Thursday, May 7, 2009

If It Matters At All: Thoughts on Manny Ramirez



I can honestly tell you that I remember everything about the moment, all except for the Blue Jay who foolishly pitched to Manny Ramirez.

Six weeks into the 2004 season, early May I believe. 2-2 count, and some middle relief rack threw a slider to Manny that didn't dive. It hung there suspended in mid-air as if the baseball were on an invisible tee that only Manny Ramirez could see. I was drinking a Magic Hat #9, and started to choke on a swig, as he began to swing. He hadn't even connected just yet, but I knew what the hell was going to happen.

Manny Ramirez was going to hit the ball harder than any human being ever had before. Bat connected with baseball. Beer went flying out my nose.

Seriously.

Magic Hat #9, the only good thing to ever have come out of Vermont, went shrieking out my nose burning like cocaine in reverse. Manny Ramirez freaking destroyed this baseball, not in The Natural Roy Hobbs way. He hit that hanging slider the way Ike hit Tina, or Forrest Gump beat the ever-living shit out of that thug at the Black Panther party. Manny smacked it merciless and cruel like a bad-wielding Machavelli with a stick of black chaw spewing from his gums. Fenway didn't even cheer for Manny. They audibly gasped as if they were trying to keep the $10 beers from coming out of their collective noses as well.

The baseball that Manny Ramirez hit was still ascending over the Coke Bottle behind the Green Monster behind the Citgo sign. That's about 420 feet away and still climbing.

To put that in perspective: The dead center field flagpole at Minute Maid Park in Houston is about 430 feet away. Manny Ramirez's home run that night in Boston would have had a legitimate shot of sailing higher than the flagpole.

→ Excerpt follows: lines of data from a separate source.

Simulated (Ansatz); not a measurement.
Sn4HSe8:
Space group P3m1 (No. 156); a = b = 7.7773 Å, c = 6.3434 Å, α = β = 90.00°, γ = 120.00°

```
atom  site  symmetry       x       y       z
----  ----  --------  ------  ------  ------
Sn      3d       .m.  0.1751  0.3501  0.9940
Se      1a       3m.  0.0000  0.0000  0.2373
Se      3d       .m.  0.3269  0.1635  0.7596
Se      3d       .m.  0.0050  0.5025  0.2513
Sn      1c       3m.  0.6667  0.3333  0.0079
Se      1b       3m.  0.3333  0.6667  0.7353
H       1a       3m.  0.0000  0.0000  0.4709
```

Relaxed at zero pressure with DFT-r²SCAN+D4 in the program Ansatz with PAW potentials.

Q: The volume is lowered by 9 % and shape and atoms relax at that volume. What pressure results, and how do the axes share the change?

The baseball ended up careening off a building, skipping through a parking lot and ended up on the Mass Pike almost 800 feet away. It was unquestionably the most massive shot I have ever seen anyone hit my entire life.

I watched Manny trot around the bases thinking, "Holy crap, there's no way what he just did was humanly possibly."

Turns out, I was right. It wasn't.



Here's the implausible explanation that Manny Ramirez: He has broken junk. The same man who beat a baseball into submission will now take a 50-game vacation for using gonadotropins, or simply put, something prescribed to address erectile dysfunction.

Well, at least he and Rafael Palmeiro now have two things in common, I do suppose.

Maybe more than that now that I really consider it closely. Both had swings that were Grand Canyon at Sunset pretty. Call me naive, but I will never believe steroids would have made their swings better. Steroids improved the results of their at-bats, no doubt, but damn, I'm convinced their swings would have looked just as graceful flailing at air.

They were also unequivocally bad guys, as well, and no, their steroid use isn't indictive of their character. Rafael Palmeiro was arrogant and defiant in front of Congress, lying to everyone and pretty much everything about what he was really doing. Manny may not have lied--at least not that we're aware of--but he was accused of shoving the 60-year-old assistant around (roid rage?), sulked and essentially quit on the Red Sox, forcing a trade to the Dodgers.

And as soon as he got to Los Angeles? He reverted back to the Manny of that night in May 2004, demolishing every baseball in the National League with a wooden, Louisville Slugger-style jackhammer. After the season was done, he held the Dodgers hostage in a Favrian manner, continually toying with them until they gave him a contract that even AIG would have blushed at.

Manny Ramirez, in the Dodgers' mind, was too big to fail.

He did anyway.



Manny Ramirez, Roger Clemens, Alex Rodriguez, Barry Bonds.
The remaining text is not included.